Contrecoeur accused call for trial to be halted
The defence isn’t responsible for the long delay in the Contrecoeur corruption trial and the case should be stopped because it has dragged on for too long, a lawyer for some of the accused argued on Tuesday.
Lawyers for Frank Zampino, the former No. 2 politician at Montreal city hall, and others accused of fraud in connection with the 2007 sale of the city-owned Faubourg Contrecoeur, are seeking to have the trial halted on the grounds of unreasonable delay since the group was arrested in May 2012.
Quebec Court Judge Yvan Poulin heard arguments from the defence on Tuesday concerning their requests for a stay of proceedings.
Of the 51 months, or just over 1,530 days, that the charges have been pending against Zampino and the others accused, 533 days have been eaten up by institutional delays, 588 days have been lost due to no one’s fault and 207 days are attributable to court-initiated procedures, such as case management hearings, defence lawyer Isabelle Lamarche argued before Poulin.
The Contrecoeur trial began in February, but has yet to hear from a single witness or hear any evidence because the court has dealt with a series of motions, most of them filed by the defence.
The trial is scheduled to resume in January.

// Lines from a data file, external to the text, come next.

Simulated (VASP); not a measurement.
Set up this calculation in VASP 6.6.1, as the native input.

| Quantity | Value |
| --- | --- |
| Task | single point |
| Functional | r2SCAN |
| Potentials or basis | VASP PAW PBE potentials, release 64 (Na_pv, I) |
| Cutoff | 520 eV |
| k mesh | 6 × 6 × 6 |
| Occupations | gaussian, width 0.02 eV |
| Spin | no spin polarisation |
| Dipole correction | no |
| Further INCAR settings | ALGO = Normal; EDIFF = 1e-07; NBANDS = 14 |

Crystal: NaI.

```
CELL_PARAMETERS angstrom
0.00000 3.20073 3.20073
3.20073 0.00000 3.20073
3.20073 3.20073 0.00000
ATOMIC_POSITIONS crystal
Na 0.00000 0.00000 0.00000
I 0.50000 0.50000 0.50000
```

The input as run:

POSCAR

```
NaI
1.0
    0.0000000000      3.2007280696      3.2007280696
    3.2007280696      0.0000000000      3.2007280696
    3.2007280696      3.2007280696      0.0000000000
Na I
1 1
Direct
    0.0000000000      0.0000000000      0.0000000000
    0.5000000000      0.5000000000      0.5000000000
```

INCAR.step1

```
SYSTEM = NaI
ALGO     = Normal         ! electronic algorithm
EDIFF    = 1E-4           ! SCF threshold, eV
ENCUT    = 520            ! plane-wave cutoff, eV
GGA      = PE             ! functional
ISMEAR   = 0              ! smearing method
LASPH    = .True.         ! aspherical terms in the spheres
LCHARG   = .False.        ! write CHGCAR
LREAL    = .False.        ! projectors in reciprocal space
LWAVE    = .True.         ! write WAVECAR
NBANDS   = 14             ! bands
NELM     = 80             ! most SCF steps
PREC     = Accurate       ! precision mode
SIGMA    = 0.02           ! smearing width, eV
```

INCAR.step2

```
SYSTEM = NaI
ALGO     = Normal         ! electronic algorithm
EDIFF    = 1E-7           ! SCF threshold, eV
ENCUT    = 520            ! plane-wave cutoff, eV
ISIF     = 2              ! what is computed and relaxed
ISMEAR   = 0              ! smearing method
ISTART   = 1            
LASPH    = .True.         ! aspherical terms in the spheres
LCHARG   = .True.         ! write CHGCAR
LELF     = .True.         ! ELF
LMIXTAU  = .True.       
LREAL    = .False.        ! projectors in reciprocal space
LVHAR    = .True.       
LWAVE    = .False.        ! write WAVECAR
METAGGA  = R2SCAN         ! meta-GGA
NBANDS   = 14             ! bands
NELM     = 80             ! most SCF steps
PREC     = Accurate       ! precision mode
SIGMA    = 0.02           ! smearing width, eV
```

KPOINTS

Besides Zampino, Quebec’s anticorruption squad, UPAC, arrested Paolo Catania, former president of Construction Frank Catania et Associés Inc., and four former company executives in the Contrecoeur case. The firm is also charged.
Poulin asked Lamarche on Tuesday whether any delays were due to “complaisance” (obligingness) between the defence lawyers. However, Lamarche said that on the contrary, the lawyers have expressed in different ways that they’re concerned with getting court dates to move ahead and have been prepared to go to trial.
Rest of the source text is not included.